COMMENT: Every four years I get engrossed in this game that just about all the world loves. I don't love it. Dribbling a ball at my feet did nothing for me as a kid and on television it normally leaves me cold. But four mornings this week I got up before dawn to watch its World Cup, spell-bound.
Often I wondered, what is holding me here? The games seemed aimless for an hour or more. I was watching the clock with more interest than the play. I have to live through the struggle to enjoy the highlights. After 45 minutes of no scoring, half time felt like an achievement. Only if the score was tied at full time would I allow myself to fast forward to a goal in extra time, or more often this week, that farce called a penalty shoot-out.

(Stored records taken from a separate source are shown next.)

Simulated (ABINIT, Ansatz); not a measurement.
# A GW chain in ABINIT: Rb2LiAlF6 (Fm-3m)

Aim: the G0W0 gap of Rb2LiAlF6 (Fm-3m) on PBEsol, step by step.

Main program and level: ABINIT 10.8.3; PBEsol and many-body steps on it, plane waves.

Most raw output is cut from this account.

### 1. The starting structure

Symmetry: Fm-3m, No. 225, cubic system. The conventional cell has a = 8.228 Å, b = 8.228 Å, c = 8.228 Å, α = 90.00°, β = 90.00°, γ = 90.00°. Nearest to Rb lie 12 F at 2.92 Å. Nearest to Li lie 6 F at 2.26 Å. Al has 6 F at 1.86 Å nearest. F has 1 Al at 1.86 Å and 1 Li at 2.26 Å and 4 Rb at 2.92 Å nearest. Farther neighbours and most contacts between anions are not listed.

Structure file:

It reduces the game to one of pure luck. Russia won a penalty shoot-out against Spain. For 120 minutes on the field Spain had made Russia look second rate. The Spaniards flicked the ball around among themselves, threading it here, hoofing it there, enjoying 80 per cent of possession and never bothering to get out of second gear.
Yet it was enthralling. Every morning it was enthralling. It is not the game, it is the event that appeals to me, is the contest of nations. The way a country plays football might not be a fair reflection of its national character, attitudes, culture and politics but that is what I'm watching.
No other team sport shows you so many different countries. The best in the round of 16 this week looked to be France and Belgium. France looked young, fast and lively when they beat Argentina, every bit the team of Emmanuel Macron. Poor Argentina. It is a country that looked to be coming right after electing disastrous left wing governments for so long. But after setting out to tackle inflation with sound monetary policies and liberalising parts of the economy, President Mauricio Macri is finding the going as tough as Lionel Messi did last Monday morning.
Belgium had a scintillating game against Japan, made all the better by Belgium winning in the last minute of extra time, sparing themselves a penalty lottery. It was goal of the week, a smooth team effort from a defensive position, rather like the way Brussels is handling Brexit.
It was about the only goal of that kind I saw. All the rest were one-shot wonders or, more often, scrambling accidents in the goal mouth. But no matter how they happen, supporters are delirious and the scorer goes sliding on his knees, beating and baring his chest for the adulation. This is not a code of football for the Kiwi character and will never be.
Penalties are given for the slightest bodily contact and as for the agony of the "injured", enough said. Except to say it was a pity the Brazilian star's writhing performance became the most publicised, because Neymar had taken a hammering through the match. Mexico targeted him as ruthlessly as a drug cartel murdering an effective mayor.
On the whole, South American teams were less prone than Europeans to drop to the ground half dead if a boot strikes their shin pad. Colombia were a bit rough on England, granted, but England lost my sympathy when they set out to lose their last pool match to go into the easier side of the knockout draw. That's not sport, not even English really. They are normally good losers in the games they invented.
The South Americans get my allegiance. They are "new world" nations like us, much older colonies of Europe but still breathing the fresh air and breeding muscular, meat-eating people in the agricultural expanses of the Southern Hemisphere. Uruguay's Luis Suarez bit an Italian in the last World Cup. We knew a Springbok like that.
Little Uruguay is the best governed country in South America. Lodged between giants Argentina and Brazil which have both been in recession since the last World Cup, Uruguay's leftish coalition has held to orthodox economics, keeping taxes low, attracting foreign investment, diversifying its industries and exports, becoming less reliant on trade with its lumbering neighbours.
Only two South American nations are among the eight in the quarter-finals this weekend and both might drop out this morning. Uruguay will have played France by the time you are reading this, and Brazil has to get past Belgium.
Brazil were the All Blacks of this code when the World Cup first appeared on our screens, playing with pace and skill that looked a league ahead of the rest. Now they look like too many of them are earning fortunes in Europe. It is getting harder to see distinctive nations at play but I'm hooked.